Sunday, 30 June 2013

 Syria army launches intense assault on Homs
Civilian deaths reported as air strikes and shelling destroy buildings in several areas of the central city.
The attack on Homs, the third largest city in Syria,
follows steady military gains by Assad’s forces which
are being backed by Lebanese Hezbollah militants.
(File photo: AFP)
Air strikes killed at least three civilians as Syrian government forces intensified their attacks and pressed forward with a new bid to retake several rebel-controlled districts of Homs.

A woman and her two children were reported killed in attacks on the Old City of Homs and the Khaldiyeh neighbourhood on Sunday, the Syrian Observator for Human Rights told the AFP news agency.

"Syrian warplanes carried out air strikes on the Old City... destroying a house and causing three deaths," said Rami Abdel Rahman, the director of the Syrian Observatory for Human Rights.

"Regime forces also carried out heavy shelling of the districts of Khaldiyeh and the Old City, and the sound of explosions could be heard."

"The army is continuing its attempt to enter Khaldiyeh, but it hasn't succeeded so far," he said.

Video uploaded to the internet also showed a man carrying an injured child from a destroyed building, asking members of the child's family if there were more people trapped inside. The origin of the video could not be verified.


Another video, said to have been filmed on Sunday, showed buildings coming under attack with explosions going off in the besieged district of Hama Road, in what a person off-camera described as 'barbaric shelling by Assad gangs," referring to the embattled president Bashar al-Assad.

The bombardment comes a day after the group said government forces were engaged in "unprecedented" bombardment of several parts of Homs, including Khaldiyeh, Bab Hud, Hamidiyeh and Bustan al-Diwan.

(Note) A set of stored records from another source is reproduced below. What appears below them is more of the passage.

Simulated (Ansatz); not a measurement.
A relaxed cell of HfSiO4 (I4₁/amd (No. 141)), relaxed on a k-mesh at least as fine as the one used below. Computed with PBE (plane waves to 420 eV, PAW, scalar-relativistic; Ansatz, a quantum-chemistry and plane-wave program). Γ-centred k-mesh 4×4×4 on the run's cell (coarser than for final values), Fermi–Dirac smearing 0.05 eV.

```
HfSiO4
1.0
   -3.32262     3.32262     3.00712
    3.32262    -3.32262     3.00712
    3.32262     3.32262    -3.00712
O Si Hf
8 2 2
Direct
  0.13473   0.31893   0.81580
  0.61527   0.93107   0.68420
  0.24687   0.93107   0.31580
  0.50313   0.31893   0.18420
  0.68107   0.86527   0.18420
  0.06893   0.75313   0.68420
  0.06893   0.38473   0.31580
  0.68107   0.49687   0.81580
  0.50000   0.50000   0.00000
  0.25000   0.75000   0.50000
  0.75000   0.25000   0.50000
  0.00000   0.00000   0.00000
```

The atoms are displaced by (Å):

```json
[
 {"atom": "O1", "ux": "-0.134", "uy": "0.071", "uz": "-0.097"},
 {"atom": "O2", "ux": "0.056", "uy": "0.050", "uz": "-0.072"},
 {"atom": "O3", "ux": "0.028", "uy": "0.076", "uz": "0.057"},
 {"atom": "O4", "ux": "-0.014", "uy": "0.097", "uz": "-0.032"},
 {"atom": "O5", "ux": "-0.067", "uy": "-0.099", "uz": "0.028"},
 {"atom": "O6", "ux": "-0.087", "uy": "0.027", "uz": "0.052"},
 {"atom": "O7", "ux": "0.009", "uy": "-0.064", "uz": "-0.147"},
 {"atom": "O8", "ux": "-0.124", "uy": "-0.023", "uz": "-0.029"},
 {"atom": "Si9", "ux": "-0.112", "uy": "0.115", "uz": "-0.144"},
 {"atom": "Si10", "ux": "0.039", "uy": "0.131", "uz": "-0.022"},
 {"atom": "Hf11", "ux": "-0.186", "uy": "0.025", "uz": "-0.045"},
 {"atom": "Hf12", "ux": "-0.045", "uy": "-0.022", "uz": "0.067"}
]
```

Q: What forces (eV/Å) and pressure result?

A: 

Al Jazeera's Charles Stratford said mobile phone connections in the city were cut on Saturday, before government jets began their bombing raids. Civilians were trapped in their homes in the attacks, he said.

An activist told Al Jazeera it was the most intense fighting the city had experienced, and that civilians face the "worst ever" if nothing was done to break the siege.

A spokesman for the Assad government said: "What's important is to cleanse those neighbourhoods of Homs that are in the hands of armed terrorists."